Gross mortgage lending fell marginally in December, to £21.3 billion compared with £21.7 billion in November, and was 13% lower than the December 2003 figure of £24.6 billion.
Total lending in 2004 reached just under £292 billion — 5% up on 2003.
Lending for house purchase accounted for £9.8 billion in December, up from £9.1 billion in November but 22% lower than the £12.6 billion recorded in December 2003. House purchase lending accounted for 46% of all lending, a little higher than the November proportion. For 2004 as a whole, lending for house purchase totalled £130.8 billion — 5% higher than in 2003. For the year as a whole, house purchase lending accounted for only 45% of the total — the same as in 2003 and the lowest annual figure since records began.
Out of a total 1.2m loans for house purchase in 2004, 31% were to first-time buyers, up a little from 29% in 2003. This means there were around 369,000 loans to first-time buyers in 2004, compared to 367,000 in 2003. These figures are both low by historical standards. The typical first-time buyer borrowed 86% of the value of the property, down from 89% 2003. As house prices have risen, buyers have needed to come up with higher deposits, which has accounted for this fall. Similarly, in 2004 home movers typically took out loans at 64% LTV, compared with 71% in 2003. In parallel, typical income multiples have risen, with first-time buyers in 2004 borrowing an average of 3 times their income and movers 2.9 times.
Remortgage lending in December totalled £9.4 billion, nearly 10% down on the November figure of £10.4 billion, but similar to last December's £9.5 billion. Remortgaging accounted for 44% of total lending in December, and 43% for the year as a whole. For 2004 as a whole, remortgaging accounted for £124.5 billion, little changed from the 2003 figure of £123.6 billion.
Interest rates to borrowers have risen over the year, reflecting the Bank of England base rate rises seen over the past 12 months. Typical rates at the end of 2004 were back to the levels last seen in 2001.

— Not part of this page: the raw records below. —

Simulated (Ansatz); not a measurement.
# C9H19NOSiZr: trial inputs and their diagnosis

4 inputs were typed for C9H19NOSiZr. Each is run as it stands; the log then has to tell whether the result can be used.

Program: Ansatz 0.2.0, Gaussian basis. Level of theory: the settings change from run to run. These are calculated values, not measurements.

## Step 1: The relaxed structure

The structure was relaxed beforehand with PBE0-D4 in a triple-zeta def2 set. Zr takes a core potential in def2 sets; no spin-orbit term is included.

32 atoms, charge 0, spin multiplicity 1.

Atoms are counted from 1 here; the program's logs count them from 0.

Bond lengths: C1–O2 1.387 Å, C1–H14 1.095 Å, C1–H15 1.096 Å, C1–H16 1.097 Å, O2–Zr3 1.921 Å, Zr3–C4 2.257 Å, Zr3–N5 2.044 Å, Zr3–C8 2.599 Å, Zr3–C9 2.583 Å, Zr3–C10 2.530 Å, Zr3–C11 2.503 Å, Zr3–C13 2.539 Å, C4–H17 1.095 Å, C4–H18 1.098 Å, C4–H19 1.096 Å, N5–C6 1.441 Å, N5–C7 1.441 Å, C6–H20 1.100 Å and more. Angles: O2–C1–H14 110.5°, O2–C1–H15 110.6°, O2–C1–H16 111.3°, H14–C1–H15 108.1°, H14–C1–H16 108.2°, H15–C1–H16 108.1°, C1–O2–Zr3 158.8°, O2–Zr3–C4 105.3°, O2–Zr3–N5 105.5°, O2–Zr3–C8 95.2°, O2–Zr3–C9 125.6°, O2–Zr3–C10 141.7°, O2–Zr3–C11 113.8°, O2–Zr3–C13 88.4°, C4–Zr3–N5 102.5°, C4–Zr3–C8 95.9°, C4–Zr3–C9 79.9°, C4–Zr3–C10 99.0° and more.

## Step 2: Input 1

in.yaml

Commenting on the figures, CML Director General Michael Coogan said: "While 2004 as a whole showed an increase in year-on-year lending, the figures were indisputably weakening by the end of the year. Going into 2005, we expect the slowdown to continue into the spring. Over the year as a whole we anticipate a stable market, with a healthy level of activity but without the dramatic increases in house prices and lending volumes experienced in 2004. Against this backdrop, home-owners are likely to lose some of their appetite for borrowing against their housing equity, and first-time buyers may well see affordability constraints ease a little as their earnings have a chance to grow more quickly than house prices."